A couple blogs ago we spotlighted Rosie Day, a woman with special needs whose family extended both the length and quality of her life. One thing we should remember, though, is that ALL of us have special needs, and they can only be met as Rosie’s were: by connecting with the love of family. This Sunday’s mass readings remind us how important family lineage is throughout scripture. Take the case of Bartimaeus, the blind man in Mark’s gospel (Mk 10:46-52). He tries to get Jesus’ attention as the Master interacts with the crowds who’ve become a normal part of his ministry. But how? Just as the hemorrhagic woman (mentioned earlier in Mark’s gospel) grabbed Jesus’ attention away from the crowd pressing in on him with the slightest faith-filled touch of his cloak, Bartimaeus found a way to make his voice heard above the din of voices ringing in the Master’s ear:
“Jesus, son of David, have pity on me.”
That must have been music to Jesus’ ears. Someone in this gathering understands his royal lineage and its role in humanity’s salvation!
Matthew started his gospel by teaching us his Master’s place in the family of Abraham. The line from Abraham to David to Jesus extends centuries, as he explains:
Thus the total number of generations from Abraham to David is fourteen generations; from David to the Babylonian exile, fourteen generations; from the Babylonian exile to the Messiah, fourteen generations.
This represents a stream of royal blood from which the faithful in the family of man have been nourished and their special needs met. Back to Bartimaeus and Mark’s gospel:
Jesus said to him, “What do you want me to do for you?” The blind man replied to him, “Master, I want to see.” Jesus told him, “Go your way; your faith has saved you.”
The first reading from Jeremiah (Jer 31:7-9) takes us back in Jesus’ lineage to Jacob and tells of a reuniting of the families of Israel (which would then lead to the second covenant, through which all the faithful families of man will be reunited and healed):
I will gather them from the ends of the world, with the blind and the lame in their midst, the mothers and those with child; they shall return as an immense throng. They departed in tears, but I will console them and guide them; I will lead them to brooks of water, on a level road, so that none shall stumble. For I am a father to Israel.”
And Father to the author of the second covenant! By drafting that agreement through Christ’s birth and sealing it in his blood, our Father welcomes all souls to the family reunion to which that covenant leads. The author of the Epistle to the Hebrews tells us in Sunday’s second reading (Heb 5:1-6) that Jesus is the priest and patriarch of this church family:
It was not Christ who glorified himself in becoming high priest, but rather the one who said to him: “You are my son: this day I have begotten you;” just as he says in another place: “You are a priest forever according to the order of Melchizedek.”

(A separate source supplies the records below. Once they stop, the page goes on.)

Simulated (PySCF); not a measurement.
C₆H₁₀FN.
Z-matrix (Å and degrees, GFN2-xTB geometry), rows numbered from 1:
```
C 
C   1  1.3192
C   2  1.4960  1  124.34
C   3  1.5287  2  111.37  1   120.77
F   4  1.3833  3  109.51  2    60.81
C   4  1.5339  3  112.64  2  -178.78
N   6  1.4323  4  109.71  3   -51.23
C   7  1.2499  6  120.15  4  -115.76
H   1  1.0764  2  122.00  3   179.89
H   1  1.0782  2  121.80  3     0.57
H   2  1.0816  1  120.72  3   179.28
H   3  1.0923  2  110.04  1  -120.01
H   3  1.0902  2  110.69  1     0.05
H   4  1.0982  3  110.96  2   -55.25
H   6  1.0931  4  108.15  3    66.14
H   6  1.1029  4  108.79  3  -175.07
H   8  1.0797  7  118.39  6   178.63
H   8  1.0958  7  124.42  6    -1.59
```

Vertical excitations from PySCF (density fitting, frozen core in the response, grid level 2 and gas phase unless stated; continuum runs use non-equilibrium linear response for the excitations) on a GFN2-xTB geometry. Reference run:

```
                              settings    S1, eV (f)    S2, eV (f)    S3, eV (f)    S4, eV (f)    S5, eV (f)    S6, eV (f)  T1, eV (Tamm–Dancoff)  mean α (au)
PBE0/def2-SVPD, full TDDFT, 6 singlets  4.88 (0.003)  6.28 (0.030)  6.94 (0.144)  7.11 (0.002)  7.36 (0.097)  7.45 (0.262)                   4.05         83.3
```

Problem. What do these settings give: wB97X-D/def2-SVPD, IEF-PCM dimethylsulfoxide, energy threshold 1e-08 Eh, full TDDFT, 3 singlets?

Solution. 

Much Biblical ink is devoted to humanity’s family lineage going all the way back to Adam. Adam’s fall into the devil’s self-sufficiency trap ensured that succeeding generations would struggle with special needs of all kinds. It wasn’t until the second Adam joined us in our struggle with those needs that we learned how special those needs are to helping us find the healing power of God’s love in each other’s arms.